Laboratory#

Management of a group of people and their publications is made with the LabMap abstract class.

LabMaps#

class gismap.lab.labmap.LabMap(name=None, dbs=None)[source]#

Abstract class for labs.

Actual Lab classes can be created by implementing the _author_iterator method.

Labs can be saved with the dump method and loaded with the load method.

Parameters:
  • name (str) – Name of the lab. Can be set as class or instance attribute.

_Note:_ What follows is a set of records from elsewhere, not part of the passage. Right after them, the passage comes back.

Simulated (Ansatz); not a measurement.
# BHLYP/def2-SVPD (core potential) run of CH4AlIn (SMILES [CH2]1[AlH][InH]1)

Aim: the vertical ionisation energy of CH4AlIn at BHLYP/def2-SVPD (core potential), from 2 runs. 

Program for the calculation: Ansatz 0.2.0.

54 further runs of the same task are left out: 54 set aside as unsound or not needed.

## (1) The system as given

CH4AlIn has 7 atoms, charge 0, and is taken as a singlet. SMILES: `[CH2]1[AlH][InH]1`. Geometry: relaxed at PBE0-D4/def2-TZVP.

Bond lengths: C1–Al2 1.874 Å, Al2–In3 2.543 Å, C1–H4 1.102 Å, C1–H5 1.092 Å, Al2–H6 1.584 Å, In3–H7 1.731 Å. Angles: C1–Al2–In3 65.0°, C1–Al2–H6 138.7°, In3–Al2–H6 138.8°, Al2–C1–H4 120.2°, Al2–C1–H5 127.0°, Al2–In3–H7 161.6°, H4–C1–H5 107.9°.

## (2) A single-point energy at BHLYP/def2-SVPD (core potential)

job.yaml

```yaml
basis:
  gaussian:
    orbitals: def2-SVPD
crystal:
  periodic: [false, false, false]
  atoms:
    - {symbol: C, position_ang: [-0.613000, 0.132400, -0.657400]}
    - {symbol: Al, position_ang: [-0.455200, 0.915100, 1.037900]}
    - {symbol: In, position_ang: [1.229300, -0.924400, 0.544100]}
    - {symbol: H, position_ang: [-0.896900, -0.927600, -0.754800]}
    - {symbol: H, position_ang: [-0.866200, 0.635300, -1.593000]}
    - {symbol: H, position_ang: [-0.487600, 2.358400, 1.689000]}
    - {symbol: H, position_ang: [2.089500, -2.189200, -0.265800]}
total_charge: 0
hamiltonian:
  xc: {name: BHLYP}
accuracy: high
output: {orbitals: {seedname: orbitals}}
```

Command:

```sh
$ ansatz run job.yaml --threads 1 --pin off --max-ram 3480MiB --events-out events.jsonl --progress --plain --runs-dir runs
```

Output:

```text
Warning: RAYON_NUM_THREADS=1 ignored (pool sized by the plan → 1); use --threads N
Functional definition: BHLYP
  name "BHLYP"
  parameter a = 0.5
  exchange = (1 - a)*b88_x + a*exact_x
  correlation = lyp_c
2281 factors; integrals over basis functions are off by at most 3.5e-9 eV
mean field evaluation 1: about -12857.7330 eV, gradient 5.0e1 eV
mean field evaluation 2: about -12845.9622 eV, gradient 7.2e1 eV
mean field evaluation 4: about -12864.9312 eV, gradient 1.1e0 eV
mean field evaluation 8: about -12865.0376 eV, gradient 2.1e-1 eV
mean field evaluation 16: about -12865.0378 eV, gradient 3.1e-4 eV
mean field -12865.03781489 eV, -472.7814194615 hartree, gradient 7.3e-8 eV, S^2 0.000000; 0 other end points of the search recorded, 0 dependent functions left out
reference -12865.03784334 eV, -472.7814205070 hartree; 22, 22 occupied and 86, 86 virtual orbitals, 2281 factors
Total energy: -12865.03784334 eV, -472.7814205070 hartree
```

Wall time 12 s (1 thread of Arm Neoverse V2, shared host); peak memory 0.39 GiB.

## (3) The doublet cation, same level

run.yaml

  • dbs (list, default=[HAL, LDB]) – List of DB sources to use.

author_selectors#

Author filters. Default: minimal filtering.

Type:

list

publication_selectors#

Publication filter. Default: less than 10 authors, not an editorial, at least two words in the title.

Type:

list

add_publication(title, authors, **kwargs)[source]#

Add a manual publication to the lab.

Author names given as strings are resolved to known authors from the lab’s publications using fuzzy matching. Unmatched names become Outsider instances.

Parameters:
  • title (str) – Publication title.

  • authors (list) – Author names (str) or author objects.

  • **kwargs – Passed to Informal (venue, type, year, key, metadata) and to fit_names() (threshold, n_range, length_impact).

del_publication(query, confirm=True, **kwargs)[source]#

Remove publications matching a query from the lab.

Parameters:
expand(target=None, group='moon', desc='Moon information', **kwargs)[source]#

Expand the lab with external collaborators found in publications.

Discovers authors who co-published with lab members, ranks them by collaboration strength, and adds the top candidates.

Parameters:
  • target (int, optional) – Number of new authors to add. Defaults to len(self.authors) // 3.

  • group (str, default=”moon”) – Group label assigned to new authors.

  • desc (str, default=”Moon information”) – Progress bar description.

  • **kwargs – Passed to proper_prospects().

html(**kwargs)[source]#

Generate HTML representation of the collaboration graph.

Parameters:

**kwargs – Passed to make_vis().

Returns:

HTML content as a string.

Return type:

str

save_html(name=None, **kwargs)[source]#

Save the collaboration graph as an HTML file.

Parameters:
  • name (str, optional) – Output filename. Defaults to lab name.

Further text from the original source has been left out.